(2011 edition)
Posted a very belated 2010-in-review last month here which mostly covered the start of (finally) recording. As promised, here’s a slightly less-belated overview of what we got done in 2011. And it’s shorter.
Essentially, worked all year through, which is to say every day or two for at least an hour or two, and…still not done come new year’s. Really, by the end of ‘11, the burning question on the minds of dozens (counting us & dependents) had become not, “where’s the record?” but ”did you sell the van?”.
Yes, yes we did, thanks. It involved stolen/unreturned license plates, a failed police report and gestures and profanity that embarrass me now, thrown out in the middle of our street to a man who was rolling up sleeves in prep. to kill me. But we sold it.
W/ recording, through 2011 we continued as before / below (tracking Kev’s songs w/ drums, then overdubbing & changing those) and we began overdubbing drums onto Charles’ songs. An important, if only geekly interesting, distinction between recording drums first & overdubbing them later: most albums you hear, esp. if they’re made in say, the last 40 years, are recorded drums-first (usually along with a guitar or two, bass etc., which may or may not be kept through to the final version). Then responsible recording engineers and their band-clients will overdub (that is, record on top of already-existent recorded material, in this case, those drums) the guitars, bass, vocals, cool loops, field recordings, requisite xylophone etc. after that, fitting them in sonically to the initially recorded drums.
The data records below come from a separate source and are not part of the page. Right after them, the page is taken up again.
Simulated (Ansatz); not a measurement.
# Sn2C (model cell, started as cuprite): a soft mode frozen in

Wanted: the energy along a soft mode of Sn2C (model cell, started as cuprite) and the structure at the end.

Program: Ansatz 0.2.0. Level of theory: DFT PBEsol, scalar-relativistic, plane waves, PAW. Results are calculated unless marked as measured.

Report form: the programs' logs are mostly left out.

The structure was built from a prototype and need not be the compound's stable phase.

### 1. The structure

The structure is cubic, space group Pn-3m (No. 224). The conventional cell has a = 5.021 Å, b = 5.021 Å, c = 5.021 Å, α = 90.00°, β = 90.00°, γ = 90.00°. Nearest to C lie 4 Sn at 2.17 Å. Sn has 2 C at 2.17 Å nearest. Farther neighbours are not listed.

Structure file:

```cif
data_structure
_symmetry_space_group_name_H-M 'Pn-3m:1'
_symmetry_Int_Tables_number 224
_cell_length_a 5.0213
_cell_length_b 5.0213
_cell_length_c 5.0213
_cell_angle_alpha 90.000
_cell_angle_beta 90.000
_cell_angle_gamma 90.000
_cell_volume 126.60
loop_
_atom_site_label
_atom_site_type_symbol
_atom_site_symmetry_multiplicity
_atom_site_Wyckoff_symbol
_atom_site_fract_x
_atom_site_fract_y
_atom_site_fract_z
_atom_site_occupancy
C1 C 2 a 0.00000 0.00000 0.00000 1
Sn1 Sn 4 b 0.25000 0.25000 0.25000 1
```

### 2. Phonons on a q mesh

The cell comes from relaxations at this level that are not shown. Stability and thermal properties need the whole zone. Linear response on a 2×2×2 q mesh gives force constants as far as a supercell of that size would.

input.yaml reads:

Like anything else, this approach has its pros & cons, but trying to not go on for pages, let’s come back to that some other time, preferably over a beer and at least a few booths away from the nearest drummer or recording engineer (of which I’m neither).
Anyway, it’s sort of way less common to do the song first – that is, record a few hundred guitars, vocals, some low-end meanderings, work out an arrangement etc., and then overdub the drums onto that (and then change the song even more, of course…). But that approach was famously good enough for S&G’s Sounds of Silence and it’s worked out surprisingly well for us. And was sort of fun done that way to boot. Well, ‘fun’ if you’re me and fun is measured in the ease of drum overdubbing.
That’s really about it for us for 2011. The other thing that seemed to happen a lot that year was some friends’ & colleagues’ beginnings & endings in 2011. Ends first…..
Our good & longtime friend Cory Brown drew the curtain on Absolutely Kosher, the label he founded in 1998, putting out records by a sultan’s variety of great bands (Xiu Xiu, the Mountain Goats, Frog Eyes, Jim Yoshii Pile-Up, Pinback etc.). And us. It was our pleasure & honor to release our last record, the Meadowlands, w/ Cory on AbKosh and our love for him knows few bounds.
This article & interview w/ him sums up the standard reasons for the hiatus, mostly financial (here):
And 2011 marked the passing of Alan Meltzer. We got to know Alan when in 1995, he bought out Grass Records, our label at the time (later retooling it into Wind-Up Records), while we were recording our second album, Secaucus.
For a few months that spring, Alan was seeming more and more to be our career-savior, then for a while after that he filled the role of nemesis nicely. Biographically for us, the nemesis part stuck.
Beyond that, for a nemesis and all, I think Alan probably never gave us another thought, being pretty busy releasing Creed's oeuvre.
And we really only thought of him, I don’t know, every time we heard one of those Creed songs, which is to say every 6 ½ minutes for 5 years, shaking our fists cartoon-villainly in the air while muttering crap like, “You’ve made a powerful enemy, Alan!” or “that should have been me, for I am the brightest star in the firmament!”.
Ok, hopefully obviously, not serious. We’d gone our separate ways with no regrets on our side certainly. And clearly, the only way we’d ever have been a Creed, or as big as Creed, or had & recorded our own My Own Misprision, would have been locked in a room, with limitless space-time, alongside 100 monkeys typing Pearl Jam.
(Disclaim: these cheap ‘n’ easy Creed one-liners would have – I think – been ok with Alan. He had a pretty good sense of humor about all of this, at least w/ us. And besides, all career jokes ultimately point back to us).
We met again with Alan a few years back when Wind-Up reissued our earlier albums (to dozens of sales worldwide, presumably), ostensibly to bury the hatchet but I think both sides were relieved to find that the other guy wasn’t even carrying one. We’re happy that our relationship w/ Alan ended on a positive note. Alan was an interesting dude and our belated condolences to his friends & family.
On the cheerier side, beginnings in 2011….
There were a handful of friends who put out really nice albums, most of them debuts, that in our considered opinion didn’t get enough attention, so here’s a little list (w/ full disclosure: our own charles played on a couple of these and is married to at least one of them. In spite of that, all highly recommended):
* Palomar, who actually also went on hiatus in 2012; album/ep: Sense & Antisense
* Bird of Youth; album: Defender
* The Former Soviet Republic; album: The Former Soviet Republic Is Made Of This
* Overlake (in 2011, then called Big Lake); EP: Do You Love Me? Yes/No
Well, so much for short.
The wrens
Keeping folks waiting (for the end of any paragraph, most sentences, all blog posts and the occasional album).